You may also wish to consider what parts of the Soil Water curve is most important to your research. Is the wet/low suction more important than the dry/high suction? Either way, you may want to (perhaps in another article) consider statistically weighing your measured data so that the more important portion of the SWCC is fit more accurately.
You may also want to consider other pedotransfer models in your next study (see your reference 54: Estimation of the van Genuchten Soil Water Retention Properties from Soil Textural Data by Ghanbarian-Alavijeh, Liaghat, Huang and Van Genuchten).
I also would have liked to see a more thoughtful discussion of the erosion process/change in soil fabric-grain size/change in SWWC. You have these samples and analyzed them but I did not get the impression you were thinking about whether you were testing similar horizons, similar fabrics, or were trying to see where each of your samples fit in the erosion "time line" .
Author Response
Please see the attachment
Author Response File: 
Author Response.pdf
Reviewer 2 Report
The paper "Validation and Modification of the Van Genuchten Model for Eroded Black Soil in Northeastern China" is interesting for the topic addressed, but it presents some critical issues, which should be resolved to improve the qualitative and scientific level of the manuscript.
In particular, the structuring of the work starts from the classification of soils based on the level of incidence of erosion (table 1), but there is no introduction that explains what are the causes of soil erosion and what they are determined.
It would also be important to document with photographs the different types of black soil eroded in the 15 sites studied.
Finally, in the conclusions it would be appropriate to include considerations on the practical applications of the research results and comparison with other studies made in similar contexts.
Author Response
Please see the attachment
Author Response File: Author Response.pdf
Round 2
Reviewer 2 Report
The authors responded to the comments made in the review, integrating text and improving it, so the work is now publishable.

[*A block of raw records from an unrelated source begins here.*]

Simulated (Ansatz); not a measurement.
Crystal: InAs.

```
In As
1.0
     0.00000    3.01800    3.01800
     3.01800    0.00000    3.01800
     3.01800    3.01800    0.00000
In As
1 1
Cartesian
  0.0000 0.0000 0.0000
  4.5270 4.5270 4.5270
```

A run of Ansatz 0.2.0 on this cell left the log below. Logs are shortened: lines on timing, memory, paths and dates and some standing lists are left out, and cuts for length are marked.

This manuscript is a resubmission of an earlier submission. The following is a list of the peer review reports and author responses from that submission.
Round 1
Reviewer 1 Report
This paper presents the author's efforts to apply Rosetta correlations to a soil that is important to their region (Black Soil). There was an extensive sampling and testing program as well as attempts to use the Van-Genuchten model to fit SWWC's. In order to generalize their test data for lightly and heavily-eroded Black soil, they compared data generated from laboratory tests on lightly and heavily eroded black soil to Van-Genuchten curve models, and then applied Rosetta soil fabric, index test data to better generalize the test data.
The paper will require revision, however, since there are some important points not clearly explained in the paper.
What were the specific SWCC tests , and how many were performed? A table showing this would be helpful. What were the classification/fabric/index tests performed (how many and on what samples) in order to use as input to the Rosetta model? The method to evaluate goodness of fit of the predictions is confusing or misleading. The authors fit the data with VG formula, which is fine, but how many data points are they using to make the prediction? There is no indication or graph of a VG curve and measured data together. Graphs of predicted vs measured water content seem misleading, such as figure 2a. Is the R2 value based on the data points in that graph? If so, it does not look like a typical R2=0.88 fit. The data is too dispersed, just looking at the graph. If the fit is based on the computed regression line and the 1:1 line, then it makes little sense since you have ignored the true variability of your data. Computing the variability/error should be explained more clearly, see the file titled "Statistical measures" that I have attached. I made a large number of grammatical corrections and clarifications on the first half of the manuscript, but decided not to continue since there is still so much more revision required in the second half of the paper.So, I would suggest including a better discussion on the actual test data with some measured data points on graphs, a simpler, more direct method to compute goodness of fit, a better treatment of the index properties, showing their variability as well (better than box plots), number of tests on which samples etc... and then the final discussion about making the modifications to your original predictions.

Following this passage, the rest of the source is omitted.